7 Year snitch: Flash the activist is a secret copTagged as: environmentalism repression
A police officer spent seven years undercover living as a hippie and environmental activist to infiltrate peaceful protest groups
He drank with them, he climbed with them, he even seemed to love them and was loved in return. But Mark “Flash” Stone was living a double life as perhaps the most deeply embedded undercover police officer in Britain.
Questions are being asked this weekend as to what the police officer achieved in seven years, living at the taxpayers’ expense as a hippie and environmental activist. He infiltrated protest groups that were mainly peaceful in nature, moved in with them and travelled to Iceland and all over Europe.
His double existence ended when friends discovered documents showing his true identity, leaving a trail of emotional wreckage and a sense of bewilderment that the authorities should invest so much time for a seemingly modest reward.
Stone — real name Mark Kennedy — was among 114 people arrested last year on the eve of a planned invasion of a power station. The aim was to shut down Ratcliffe-on-Soar in Nottinghamshire for a week, preventing the release of 150,000 tons of carbon dioxide from one of the biggest emitters of greenhouse gases in Europe.
He drove the car on the initial reconnaissance and even hired a 7½-ton truck for the main event. But charges against him were dropped, leaving 20 others to be convicted last week of conspiracy to commit aggravated trespass.
With his long hair, tattoos and body piercings, nobody suspected that their comrade in saving the planet was a detective. But Stone is thought to be a member of the Special Demonstration Squad (SDS), a secret unit known as “the Hairies” because officers can wear their hair as they please.
According to one former member, only married officers are accepted into the unit, as they are less likely to “go native” if they have families to return to.
Called “Flash” because he had more money than other activists, Stone became a familiar face in Nottingham, hanging about at the Sumac centre, a vegan cafe and social club for people concerned with human and animal rights, the environment and pacifism. He lived with activists in the city.
His former friends say he was vehemently anti-police, a pose slightly at odds with a community more inclined to organise workshops on what they perceive as “bad policing” than to fight about it.
For the takeover of the power station, the protesters drew up health-and-safety plans and a rule that there would be no violence. They were to stop the conveyor carrying coal into the boilers, climb the 653ft chimney and unfurl protest banners.

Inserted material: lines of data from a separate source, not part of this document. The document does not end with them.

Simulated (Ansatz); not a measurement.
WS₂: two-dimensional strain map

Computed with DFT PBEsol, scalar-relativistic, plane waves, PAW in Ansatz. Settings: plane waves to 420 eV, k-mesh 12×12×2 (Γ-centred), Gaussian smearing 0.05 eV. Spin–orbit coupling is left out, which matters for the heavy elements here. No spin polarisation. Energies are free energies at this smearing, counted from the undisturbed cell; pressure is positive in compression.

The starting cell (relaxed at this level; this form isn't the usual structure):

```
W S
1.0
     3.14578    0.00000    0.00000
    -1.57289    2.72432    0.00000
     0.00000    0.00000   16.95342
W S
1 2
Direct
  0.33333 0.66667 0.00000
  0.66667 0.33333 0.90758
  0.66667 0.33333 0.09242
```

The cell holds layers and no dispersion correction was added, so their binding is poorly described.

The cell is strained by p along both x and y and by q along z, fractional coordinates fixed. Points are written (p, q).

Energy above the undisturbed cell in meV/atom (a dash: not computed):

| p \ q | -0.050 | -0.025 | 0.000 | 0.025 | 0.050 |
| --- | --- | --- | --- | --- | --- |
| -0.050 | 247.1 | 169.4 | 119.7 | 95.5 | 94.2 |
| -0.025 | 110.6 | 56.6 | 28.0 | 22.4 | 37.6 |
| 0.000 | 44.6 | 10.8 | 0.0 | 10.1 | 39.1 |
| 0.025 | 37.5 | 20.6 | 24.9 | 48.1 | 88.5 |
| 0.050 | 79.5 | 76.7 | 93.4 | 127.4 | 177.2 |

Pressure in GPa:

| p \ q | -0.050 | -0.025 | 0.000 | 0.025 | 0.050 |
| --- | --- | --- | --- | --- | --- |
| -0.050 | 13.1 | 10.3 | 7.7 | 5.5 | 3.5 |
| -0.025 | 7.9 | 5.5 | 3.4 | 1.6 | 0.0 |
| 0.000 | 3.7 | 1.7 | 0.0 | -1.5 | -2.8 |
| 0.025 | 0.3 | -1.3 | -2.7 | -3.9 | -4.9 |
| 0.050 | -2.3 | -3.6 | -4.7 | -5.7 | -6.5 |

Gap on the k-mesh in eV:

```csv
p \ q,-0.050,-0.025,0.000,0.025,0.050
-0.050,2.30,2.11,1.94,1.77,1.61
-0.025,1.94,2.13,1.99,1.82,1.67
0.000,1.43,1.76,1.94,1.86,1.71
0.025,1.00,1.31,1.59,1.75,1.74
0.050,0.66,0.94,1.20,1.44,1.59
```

The workers would be given leaflets reassuring them that jobs could be created by greener energy, while costlier but cleaner gas-fired stations would come on line to supply the National Grid, keeping the nation’s lights on.
Eon, the owner of the station, knew about the action five days beforehand and could have sought an injunction. Instead, the protesters were allowed to assemble and were then arrested.
Stone was unmasked as a suspected police officer 18 months later, just before the trial. Confronted by six friends with paperwork showing his real name, he admitted being in the Metropolitan police. The six published a short account of his confession in the green media, to general disbelief.
“Look at the bloke,” said one activist. “What did they do, send him from Hendon [police training centre] to spend five years smoking rollies and living in a tent? It boggles the mind that he’s spent so long doing basically f***-all, expending so much effort in terms of debate, slow, dull legwork and campaigning — and still be thinking, ‘Aha, fooling these oh-so-dangerous activists brilliantly’.”
Last week two police forces confirmed Stone’s status to The Sunday Times. “The individual is a Met officer,” said Nottinghamshire police. “He’s an undercover officer,” said the Metropolitan police. “We can’t say more.”
Scotland Yard refused requests for information about the SDS, a unit of the Met with a remit to prevent disorder. It was set up in 1968 after violence at anti-Vietnam war protests.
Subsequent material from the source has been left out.